Friday, July 6, 2012

My favorite jam

By popular demand (ha!), here is my recipe for one kind of jam made with jello. My favorite is Peach/Raspberry with Raspberry Jello or Peach/Strawberry with Strawberry Jello or, in the case of the pictured pint, Peach//Strawberry Jam with Raspberry Jello. Here is the basic recipe.

Peach/*Raspberry Jam with Jello

7 cups well ripened peaches, cut in small pieces

2 packages frozen raspberries (two 8 oz. pkgs) or 2 cups of fresh raspberries

10 cups sugar

2 packages raspberry jello (two 3 oz. pkgs)

It makes approximately 12 cups.

The instructions, below, are not really complicated--I've just included a lot of commentary!

Put peaches, raspberries and sugar into large kettle. Bring to a gentle boil and cook about twenty minutes, mashing fruit to the consistency you like. I have used a potato masher and/or an electric hand blender. It depends on the ripeness of the fruit and how smooth you like your jam.

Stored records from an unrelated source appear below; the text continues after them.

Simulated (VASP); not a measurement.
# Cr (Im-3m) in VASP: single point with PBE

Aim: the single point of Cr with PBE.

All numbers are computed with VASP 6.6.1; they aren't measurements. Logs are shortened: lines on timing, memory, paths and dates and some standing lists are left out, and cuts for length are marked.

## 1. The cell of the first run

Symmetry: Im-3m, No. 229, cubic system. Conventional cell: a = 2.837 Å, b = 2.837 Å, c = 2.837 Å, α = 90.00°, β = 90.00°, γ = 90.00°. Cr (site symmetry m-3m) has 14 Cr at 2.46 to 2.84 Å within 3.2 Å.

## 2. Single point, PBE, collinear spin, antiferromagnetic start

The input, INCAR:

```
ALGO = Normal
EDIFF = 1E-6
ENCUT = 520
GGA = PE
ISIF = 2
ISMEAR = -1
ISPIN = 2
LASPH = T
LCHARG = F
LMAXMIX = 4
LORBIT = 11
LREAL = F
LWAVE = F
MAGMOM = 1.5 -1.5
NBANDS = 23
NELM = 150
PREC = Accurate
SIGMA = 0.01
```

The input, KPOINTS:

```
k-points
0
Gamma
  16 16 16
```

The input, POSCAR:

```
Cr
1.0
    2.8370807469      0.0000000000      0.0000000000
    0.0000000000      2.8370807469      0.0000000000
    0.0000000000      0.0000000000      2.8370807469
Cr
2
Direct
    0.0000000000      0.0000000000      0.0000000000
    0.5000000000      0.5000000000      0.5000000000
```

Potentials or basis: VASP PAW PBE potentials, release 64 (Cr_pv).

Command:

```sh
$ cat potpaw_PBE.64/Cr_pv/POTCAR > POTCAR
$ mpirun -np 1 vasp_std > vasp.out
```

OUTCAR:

You need to be diligent about stirring, particularly once it starts to gently boil, to make sure it doesn't scorch. Let it boil gently for 20 minutes. The cooking time doesn't have to be exact and it is while it is boiling that I am mashing the fruit so it doesn't seem like I'm just standing there for 20 minutes stirring.

Remove from the heat and add the jello. Stir until the jello is dissolved. In this last batch, I used sugar-free jello. Yes, I know it seems almost ridiculous to scrimp on sugar at that point but hey! I was worried that perhaps the sugar-free jello would lack some magical element and the jello would fail but things turned out just fine. I think it must be the gelatin that does its magic and the extra sugar is irrelevant, which is what got me thinking about the rest of the sugar in the recipe. I really think you could use probably 9 cups instead of 10 (making it an even 50/50 ratio) or even 8 cups but I haven't tried it. Maybe I will next time. That is one thing about pectin jam recipes; the proportions are more like 5-6 cups of fruit and 4 cups of sugar. Who knows if that would work here. I have always thought of this a little like candy making with the sugar as an important component.

Put into sterilized jars and seal. If you've made jam before, you know that you have the jars in a pan with water and you've been "boiling" those jars while you're doing your project. You don't really have to simultaneously boil your lids and/or rings but some people do.

The extension service and pectin recipes advise processing the bottled jam for 10 minutes to preserve them. In the olden days, the idea was that the sugar WAS the preservative and this processing was not done. My husband insists that it be processed so I do it, but let's face it--jam with a more than 50/50 ratio of sugar to fruit (not including the jello's sugar) is fairly well preserved in the first place.

Processing is done by putting the bottled jam into a kettle (usually with a wire holder for the bottles) and covering the bottles with at least 1 to 2 inches of water over the bottles. You cover and bring to a boil and let boil for 10 minutes. Remove the bottles from the "bath" and let them cool. Then you have jam to eat or store or just look at.

You can use fresh or frozen fruit. You can add strawberries in place of the raspberries or in any combination. With strawberries, use strawberry flavored jello; with raspberry, use raspberry flavored jello. In the pint pictured above, I used strawberries and added raspberry jello just because the strawberries were on sale and the sugar-free raspberry jello was in my cupboard. Actually, you could use the peaches and any kind of jello you like and your "peach" jam would taste like the jello flavor. I may have to try this sometime. Then, there would be no seeds and no extra expense of the berries! I have made Pear/Llime Jello Jam before on the same principle. My mother made it once when I was a kid and I loved it. So last year, I tried to recreate it. As with some childhood memories revisited in adulthood, I was disappointed--it tasted too much like candy for my taste.

Besides tasting good, there are four things I like about this recipe. (1) You have raspberry (or strawberry) flavored jam without so many seeds and without the extra processing time for jelly. (2) It is a nice use for peaches if you have a big harvest and we do have several trees. (3) The jello jam does not set up as firmly as pectin jam. I dislike jam that is solid and has to be troweled on bread. (4) This jam process is not as "hectic" :0) as I find pectin recipes to be.

Well, now that you know all I know about Peach/Raspberry Jam with Jello, I will go have some with my eggs and toast. Bye!

2 comments:

Reno said...

I didn't realize that jam needed to be processed! That may explain the mold on my daughter's jam (6 out of 7 jars). Very distressing after all that work.

Terrianne said...

Oh how I wish we lived closer together. This is far too complicated for my woefully limited culinary skills. Looks so yummy, though!